Hezbollah’s deputy leader says group would stop fighting with Israel if Gaza ceasefire agreed
- Sheik Naim Kassem said that the only definite path to a cease-fire on the Lebanon-Israel border is a full cease-fire in Gaza

The deputy leader of the Lebanese militant group Hezbollah said on Tuesday the only sure path to a ceasefire on the Lebanon-Israel border is a full ceasefire in Gaza.
“If there is a ceasefire in Gaza, we will stop without any discussion,” Hezbollah’s deputy leader, Sheikh Naim Kassem, said in an interview at the group’s political office in Beirut’s southern suburbs.
Hezbollah’s participation in the Israel-Gaza war has been as a “support front” for its ally, Hamas, Kassem said, and “if the war stops, this military support will no longer exist.”
But, he said, if Israel scales back its military operations without a formal ceasefire agreement and full withdrawal from Gaza, the implications for the Lebanon-Israel border conflict are less clear.
“If what happens in Gaza is a mix between ceasefire and no ceasefire, war and no war, we can’t answer [how we would react] now, because we don’t know its shape, its results, its impacts,” Kassem said during a 40-minute interview.

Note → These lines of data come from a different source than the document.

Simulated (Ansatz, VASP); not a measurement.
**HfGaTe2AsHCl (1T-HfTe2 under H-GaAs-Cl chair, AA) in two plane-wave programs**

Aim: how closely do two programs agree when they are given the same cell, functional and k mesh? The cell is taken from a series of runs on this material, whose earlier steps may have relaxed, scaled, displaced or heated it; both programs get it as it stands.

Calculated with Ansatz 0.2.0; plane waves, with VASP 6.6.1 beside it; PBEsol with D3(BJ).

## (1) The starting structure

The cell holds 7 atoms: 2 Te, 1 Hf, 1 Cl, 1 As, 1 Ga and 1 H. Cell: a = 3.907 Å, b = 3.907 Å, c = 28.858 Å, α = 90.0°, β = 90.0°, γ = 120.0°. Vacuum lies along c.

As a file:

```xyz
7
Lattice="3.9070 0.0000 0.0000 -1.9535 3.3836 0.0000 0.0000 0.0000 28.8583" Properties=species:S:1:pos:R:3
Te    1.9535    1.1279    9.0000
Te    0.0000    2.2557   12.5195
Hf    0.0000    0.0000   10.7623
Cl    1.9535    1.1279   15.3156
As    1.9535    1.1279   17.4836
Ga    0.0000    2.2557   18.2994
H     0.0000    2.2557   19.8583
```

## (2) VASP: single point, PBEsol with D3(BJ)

The war began on October 7 after Hamas militants invaded southern Israel, killing some 1,200 – mostly civilians – and kidnapping roughly 250. Israel responded with an air and ground assault that has caused widespread devastation and killed more than 37,900 people in Gaza, according to the territory’s Health Ministry, which does not distinguish between combatants and civilians in its count.